Farrar Williams

Consultant
farrarprofile
Farrar Williams
FOUNDER & CONSULTANT MUSE

former teacher
educational style expert
theater director
calligrapher

BIO

Farrar Williams is a longtime educator who left the classroom to homeschool her twin sons. She's now more than ten years into her homeschool journey, and is excited to be helping others individualize education for their own families.

Farrar received her undergraduate degree in history from Mount Holyoke College in Massachusetts and her master's degree in education and teaching from Goddard College, where she focused on alternative approaches to education. She has been lucky enough to have a wide variety of experience in the classroom, including teaching at a traditional public high school and at an elementary school in China.

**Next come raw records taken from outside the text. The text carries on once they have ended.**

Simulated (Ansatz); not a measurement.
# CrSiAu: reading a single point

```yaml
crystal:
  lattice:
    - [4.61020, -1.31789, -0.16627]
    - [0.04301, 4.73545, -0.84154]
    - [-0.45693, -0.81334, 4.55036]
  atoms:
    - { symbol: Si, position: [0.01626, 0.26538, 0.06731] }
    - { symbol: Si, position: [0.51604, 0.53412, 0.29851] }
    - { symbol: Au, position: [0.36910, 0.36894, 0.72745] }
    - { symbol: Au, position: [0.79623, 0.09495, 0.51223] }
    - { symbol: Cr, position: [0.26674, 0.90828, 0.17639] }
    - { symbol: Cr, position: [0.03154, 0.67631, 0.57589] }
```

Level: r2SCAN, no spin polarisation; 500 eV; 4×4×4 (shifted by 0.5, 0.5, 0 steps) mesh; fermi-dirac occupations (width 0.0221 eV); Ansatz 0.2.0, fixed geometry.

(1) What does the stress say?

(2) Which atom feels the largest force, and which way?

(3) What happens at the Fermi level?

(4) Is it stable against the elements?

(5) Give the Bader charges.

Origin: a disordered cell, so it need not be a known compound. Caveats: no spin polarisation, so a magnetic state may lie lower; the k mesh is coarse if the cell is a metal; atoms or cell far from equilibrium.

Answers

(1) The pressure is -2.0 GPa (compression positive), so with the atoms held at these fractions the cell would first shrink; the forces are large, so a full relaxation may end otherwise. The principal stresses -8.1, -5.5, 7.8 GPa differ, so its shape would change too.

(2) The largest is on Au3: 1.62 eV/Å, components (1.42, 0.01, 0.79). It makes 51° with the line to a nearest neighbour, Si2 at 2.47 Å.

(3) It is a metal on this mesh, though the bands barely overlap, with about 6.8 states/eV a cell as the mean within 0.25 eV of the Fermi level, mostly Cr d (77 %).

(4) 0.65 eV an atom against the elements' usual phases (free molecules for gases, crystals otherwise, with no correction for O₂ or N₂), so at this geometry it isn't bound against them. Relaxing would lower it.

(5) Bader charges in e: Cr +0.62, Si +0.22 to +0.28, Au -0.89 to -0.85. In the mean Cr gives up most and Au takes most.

She spent the longest part of her career at a small Quaker middle school that catered to kids who didn't fit into traditional schools, and Farrar continues to bring the core educational values of Quaker education -- a strong emphasis on the child as an individual learner with individual needs, and on education as an ongoing process, not as a product -- to her work.

Farrar doesn't believe that any one approach or curricula is right for all families. She has an extensive knowledge of different curricula, resources, and philosophies, and has developed her own curricula. She also has experience with alternative forms of assessment. Crafting individualized plans and routines that really work is a particular passion of Farrar's. She is an expert on children's and young adult literature, and on incorporating good books into learning.

Farrar is the author of Tweens, Tough Times, and Triumphs: Homeschooling the Middle Grades. She currently teaches theater locally as well as a high school course based on the humanities core she wrote for Simplify, Global Perspective Studies

Without Farrar's recommendations we might still be flailing around trying to figure out how to get started.  She has her own philosophy for her kids, but was very receptive to where we are and what our lifestyle and philosophy are.  She made suggestions that fit our life and was not pushy or judgmental about what she thought we "should" be doing.